Between April and June 1994, more than 800,000 ethnic Tutsis and politically moderate Hutus were killed over the span of approximately 100 days, leaving the entire country in ruins and its people reeling in the aftermath.
Today, Rwanda is a more stable country but the scars of the genocide still remain.
The following is a guest post by international relations graduates Rebecca Anne Dixon and Philippe Blanchard on their reflections of visiting Rwanda 18 years after the genocide.
When we announced our plans to tour Rwanda, many of our family members and friends looked us upon us with concern. “Be careful,” they said, “is it safe there?” We tried to explain to them that Rwanda is a very stable country now, and that Kigali is considered the safest city in Eastern Africa, but the main thing that they all associated the country with was the 1994 genocide that saw an estimated 800,000 people murdered because of their ethnicity. Throughout our trip, we often discussed how excited we were to show people at home how much more there is to Rwanda than the genocide and yet, it was impossible to be there without reflecting on what happened.
When sitting on a terrace by Lake Kivu or walking through Kigali, it was extremely difficult to imagine that a massacre of that scale took place in those same streets, only 18 years ago. Even after visiting some of the genocide memorials – some educational, some moving, and some filling us with horror and grief that is difficult to express – we would walk out, still in shock, into a town where people were busily going about their daily lives, laughing with their friends, or running to catch a bus. We wondered how people coped with having sites of such horror and brutality next to their homes, schools, and businesses, and if they could manage to not think of it when passing by.

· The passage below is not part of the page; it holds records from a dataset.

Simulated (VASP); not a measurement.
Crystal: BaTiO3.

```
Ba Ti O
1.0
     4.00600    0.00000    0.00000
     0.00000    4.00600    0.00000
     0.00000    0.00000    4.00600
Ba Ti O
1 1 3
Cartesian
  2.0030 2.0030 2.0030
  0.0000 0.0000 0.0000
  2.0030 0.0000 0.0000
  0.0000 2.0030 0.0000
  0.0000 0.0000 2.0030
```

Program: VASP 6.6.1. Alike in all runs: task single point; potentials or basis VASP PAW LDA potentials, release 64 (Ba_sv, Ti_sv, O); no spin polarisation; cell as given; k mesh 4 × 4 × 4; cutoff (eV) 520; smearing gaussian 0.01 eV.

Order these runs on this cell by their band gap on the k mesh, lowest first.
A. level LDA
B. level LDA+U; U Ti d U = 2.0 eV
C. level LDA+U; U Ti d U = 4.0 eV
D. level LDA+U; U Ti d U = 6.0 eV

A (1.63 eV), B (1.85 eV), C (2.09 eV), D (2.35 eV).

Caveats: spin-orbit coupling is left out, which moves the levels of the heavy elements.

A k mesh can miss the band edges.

It’s important for Rwandans to move beyond this sad chapter of their history and build a unified, stable country, but we aren’t certain that this is really happening. Portraits of Paul Kagame, who was the leader of the Rwandan Patriotic Front (RPF), the militant group that eventually put an end to the genocide and who is now the country’s president, are ubiquitous across the country but his legacy is complicated. Upon taking power, instead of choosing revenge, which could have continued a cycle of violence in the country, he decided to go for reconciliation and unity. While some of the major orchestrators of the genocide were prosecuted for their crimes by the International Criminal Tribunal for Rwanda (ICTR), many who had played a smaller role (but had still murdered people) were allowed to go back to their communities to live next to the neighbours whose families they had killed. Two million people accused of such crimes were tried by community gacaca courts, which were only closed in June of this year. Justice has been a long and challenging path. Keeping this type of situation from turning into a new conflict has necessitated very strict governance by Kagame, which has led many to call his government a dictatorship. He has cracked down on dissenting journalists and members of the government, and there are accusations of aid and investment being used to favour Tutsi communities.
As a result of everything that has happened, we felt the country was still trying to emerge from its difficult past. One of the main challenges we noticed was the language. Rwanda was originally a Belgian colony, and after Kinyarwanda, most people learned French. However, the RPF were mostly exiles who had grown up in Uganda with English as their second language, so when it took power the second language of Rwanda became English. This switch meant that older people are no longer competitive in the job market unless they learn English, and younger people are expected to learn English in school but for the most part, can’t practice it with their parents. As tourists, we found that most people we came across didn’t know enough of either language to be able to have a conversation. We would often just repeat what we were trying to communicate in both languages, hoping the message would get through and it mostly did.
Many Rwandans seem eager to put aside the stigma of the genocide in order to increase business and attract tourists. After the genocide, many exiled and expatriate Rwandans (mostly Tutsis) returned to the country and replaced the population almost one for one. There is a large segment of the population that did not actually live through the genocide but are dealing with its aftermath. This is probably one of the reasons that any enduring trauma is not apparent to outsiders and that the people we spoke to seemed eager to move on.
We enjoyed our time in Rwanda and would certainly recommend it to others, especially as tourism continues to develop in the next few years. We hope these reflections may lead to more discussion around how a country and its people can deal with the legacy of genocide.